In uncertain economic times, it's inspiring to see that the top executive of a leading American company has written a book titled Make It in America.
The 208-page book — subtitled The Case for Re-Inventing the Economy — is the handiwork of Andrew Liveris, chairman and CEO of Dow Chemical Co.
Dow, based in Midland, Mich., ranks as one of the world's largest plastics and chemicals makers. Almost one-third of its $46.6 billion sales total in 2009 came from the U.S. The firm provides more than 24,000 U.S. jobs — almost half of the company's global total. So it's safe to say that Dow has quite a bit riding on the 50 states' ability to remain a going concern.
And what can be more inclusive and 21st century-sounding than a pro-America argument being made by an Australian of Greek heritage such as Liveris? He may have written the book while relaxing in a melting pot.
In Make It in America, Liveris spells out the challenges facing American manufacturing. He argues in favor of a national economic policy, one that will make it easier for manufacturing to thrive here as it once did. He stresses over and over again the importance of manufacturing because of the number of jobs it creates both on its own and in related sectors. This “multiplier effect” is much greater in manufacturing than it is in other industries.
Higher corporate tax rates, as well as a shifting web of federal and state regulations, also increase the difficulty factor for firms that want to do business in the U.S., according to Liveris, a 33-year Dow veteran who took the reins as CEO in 2004. Other nations — such as Germany, Spain and China — also have national energy policies that are more conducive to the manufacturing sector than what's available in the U.S., he writes.
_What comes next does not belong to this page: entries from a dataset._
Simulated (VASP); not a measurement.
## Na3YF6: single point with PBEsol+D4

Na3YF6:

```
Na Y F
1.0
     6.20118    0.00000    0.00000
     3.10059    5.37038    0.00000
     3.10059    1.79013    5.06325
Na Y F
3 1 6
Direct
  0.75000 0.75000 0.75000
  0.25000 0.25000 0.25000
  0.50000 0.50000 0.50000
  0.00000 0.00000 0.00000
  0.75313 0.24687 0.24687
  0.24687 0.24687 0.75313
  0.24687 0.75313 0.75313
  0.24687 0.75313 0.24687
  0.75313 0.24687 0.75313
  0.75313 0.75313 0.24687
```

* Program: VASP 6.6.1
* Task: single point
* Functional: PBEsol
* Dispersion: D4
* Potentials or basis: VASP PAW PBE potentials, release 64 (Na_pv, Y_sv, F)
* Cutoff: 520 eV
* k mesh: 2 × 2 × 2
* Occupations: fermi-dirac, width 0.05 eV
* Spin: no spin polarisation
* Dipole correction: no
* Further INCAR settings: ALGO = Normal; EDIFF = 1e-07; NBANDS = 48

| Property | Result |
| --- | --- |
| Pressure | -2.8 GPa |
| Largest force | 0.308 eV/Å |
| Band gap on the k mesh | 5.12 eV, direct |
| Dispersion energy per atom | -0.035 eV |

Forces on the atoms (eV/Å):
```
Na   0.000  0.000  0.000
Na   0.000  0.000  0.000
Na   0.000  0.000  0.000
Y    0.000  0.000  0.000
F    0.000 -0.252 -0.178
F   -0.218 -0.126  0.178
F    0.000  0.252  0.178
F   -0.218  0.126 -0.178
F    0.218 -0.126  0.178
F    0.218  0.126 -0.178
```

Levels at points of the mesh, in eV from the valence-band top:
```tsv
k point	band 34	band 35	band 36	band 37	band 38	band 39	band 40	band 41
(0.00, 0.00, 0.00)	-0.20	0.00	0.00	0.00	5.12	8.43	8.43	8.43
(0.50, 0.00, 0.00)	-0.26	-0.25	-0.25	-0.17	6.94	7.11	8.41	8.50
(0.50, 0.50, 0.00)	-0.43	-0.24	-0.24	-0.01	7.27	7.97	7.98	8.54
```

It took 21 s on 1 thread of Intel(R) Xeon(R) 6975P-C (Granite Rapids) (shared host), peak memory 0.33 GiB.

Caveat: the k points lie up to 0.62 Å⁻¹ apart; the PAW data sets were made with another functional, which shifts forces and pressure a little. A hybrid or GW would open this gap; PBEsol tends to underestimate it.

Liveris also argues against the widely accepted belief that lower wages abroad have been the biggest factor in jobs moving from the U.S. to other countries, saying that the much-higher productivity of U.S. manufacturing plants “substantially narrows the gap.”
The commitment that both Liveris and Dow are showing to U.S. manufacturing should be widely recognized within the U.S. plastics industry, since, even in this age of diversification, Dow generates about 40 percent of its global sales from plastics-related businesses. The firm ranks as one of the world's largest polyethylene makers and also is active in numerous specialty plastics. In August, Dow announced it would be adding more than half-a-billion pounds of polyolefin elastomer capacity at three sites worldwide, including one in Freeport, Texas.
Dow also confirmed its commitment to the plastics market at a news event it hosted in Midland on Nov. 1. The company addressed some of its recent restructuring of its plastics business, with plastics and hydrocarbons group President Jim Fitterling saying that “Where [Dow is] now, is in the right range of plastics.”
In his book, Liveris tackles many big-picture topics. He's asking a lot of important questions, questions that will need to be answered if America's manufacturing base wants to survive and thrive.
Esposito is an Akron, Ohio-based Plastics News senior reporter.